Form 668-W – is a continuous levy. These are usually issued to employers. Once received, the employer has the taxpayer fill out an exemption statement, indicating how many tax exemptions they are entitled to and their filing status. For example, married three. Then a portion, which is usually quite significant in amount, of the taxpayers’ wages is sent to the IRS every payday, until the IRS releases the levy.
Form 668-B – is used when the IRS seizes property. The IRS uses this form when they are going to take property from a taxpayer and sell it at auction. Generally, cars are a favorite target.
The Law Suit
The IRS is an administrative agency of the United States government. Generally, that means that the IRS “administers” the federal tax laws as passed by Congress and the President. The IRS has broad administrative powers to propose tax regulations and enforce the provisions of the federal tax code (the Internal Revenue Code), without seeking permission from the courts. Actions such as filing the NFTL and seizing property via levy are done completely at the discretion of IRS personal, without judicial oversight or recourse.
However, sometimes the IRS sues taxpayers in federal courts. Also, under some very narrow circumstances, taxpayers may sue the IRS in federal courts.
Some of the IRS’ more popular suits against taxpayers are:
- The suit to foreclose the federal tax lien.
- The suit to reduce the federal tax lien to judgment.
- The suit to set aside a fraudulent conveyance.
- The suit to impose an injunction against the taxpayer.
All of these are very serious and an attorney should be consulted if a taxpayer is faced with any of these actions.
Solutions to collection cases
Generally, there are four solutions available to an IRS collection case.
Installment agreement (IA) – In some very limited cases, the IRS is required to enter into a monthly installment agreement with the taxpayers. In cases where they are not required to do so, the IRS requires detailed financial disclosure (see IRS Form 433-F, 433-A). The taxpayers’ verified income is reduced by a standard list of acceptable “necessary” expenses, determined by the IRS. This results in an amount the IRS will accept as a regular monthly payment. For example, gross income of $4,000 a month, reduced by necessary expenses of $3,500 a month, yields a $500 a month payment to the IRS. This solution is the easiest to accomplish, but most costly to the taxpayers. The IRS standard expense list is not generous, and interest and penalties will continue to accrue through the term of the agreement. Many times a taxpayer will pay double the original amount owed if this solution is utilized.
Currently not Collectable (CNC) – the same financial disclosure is required and the same income and expense analysis is conducted. However, if the taxpayers can verify that they have no ability to make a monthly payment what-so-ever, then the IRS may place the taxpayers’ collection case in a CNC status. This simply means that the IRS will not pursue the taxpayers for payment until they are removed from CNC status. Generally, taxpayers in CNC status will be monitored to see if their income rises. For example, the collection case is closed CNC $24,000. If the taxpayers file a subsequent tax return (or they fail to file a return at all), showing income in excess of $24,000, the case is placed back in collection status.

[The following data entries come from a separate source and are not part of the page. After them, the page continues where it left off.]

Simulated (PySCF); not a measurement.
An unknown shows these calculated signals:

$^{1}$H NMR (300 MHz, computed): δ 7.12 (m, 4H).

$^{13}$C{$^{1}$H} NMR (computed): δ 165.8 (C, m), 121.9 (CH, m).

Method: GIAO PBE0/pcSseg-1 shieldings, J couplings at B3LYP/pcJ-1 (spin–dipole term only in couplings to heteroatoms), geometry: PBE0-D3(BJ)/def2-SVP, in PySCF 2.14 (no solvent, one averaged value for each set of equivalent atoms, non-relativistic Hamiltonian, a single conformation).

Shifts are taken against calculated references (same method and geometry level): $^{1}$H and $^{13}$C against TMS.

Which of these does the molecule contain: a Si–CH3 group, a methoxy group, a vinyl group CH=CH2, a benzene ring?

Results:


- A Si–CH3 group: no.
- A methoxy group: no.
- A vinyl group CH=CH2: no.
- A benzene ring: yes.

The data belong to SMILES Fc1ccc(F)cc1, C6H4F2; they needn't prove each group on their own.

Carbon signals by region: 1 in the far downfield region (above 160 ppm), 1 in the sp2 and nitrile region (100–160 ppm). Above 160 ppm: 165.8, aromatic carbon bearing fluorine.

Offer-in-Compromise (the settlement) – the IRS will settle for less than the full amount due through their OIC program. The process follows the same detailed financial disclosure requirements as the IA and CNC process. Using a formula of X+Y = OIC the offer amount is determined. If the IRS accepts the offer, the taxpayers are relieved of any remaining balance due, with a few strings attached. In the formula X equals approximately 80% of the taxpayers’ net equity in assets and Y equals the taxpayers’ monthly surplus income times a multiplier (usually 48).
For example, if the taxpayer’s only asset is a truck with a fair market value of $10,000, X = $8,000. If the taxpayers’ surplus monthly income is $100 a month, Y = $4,800. Thus, the OIC amount should be $12,800 regardless of the amount owed in excess of $12,800.
CAUTION: There are many “tax resolution firms” that promise to settle your case for pennies on the dollar. It is extremely unlikely that the IRS will accept an OIC that deviates from the above-cited formula. If the value of your assets exceeds your tax liability, an OIC most likely will not be accepted. The IRS requires a filing fee in most cases and a significant up front payment, usually twenty percent of the offer amount to consider the offer. Both payments are non-refundable.
Bankruptcy (BK) – many times a taxpayer can discharge income tax debts in bankruptcy or pay the tax (and penalties and interest) at a reduced rate. In some cases, it is a significantly reduced rate. There are different types of bankruptcy, such as a chapter 7 or chapter 13, and each type has different rules and processes to deal with tax debts. Dealing with tax debts in a bankruptcy case is extraordinarily complex. Therefore, only a qualified attorney with both tax and bankruptcy experience should be consulted.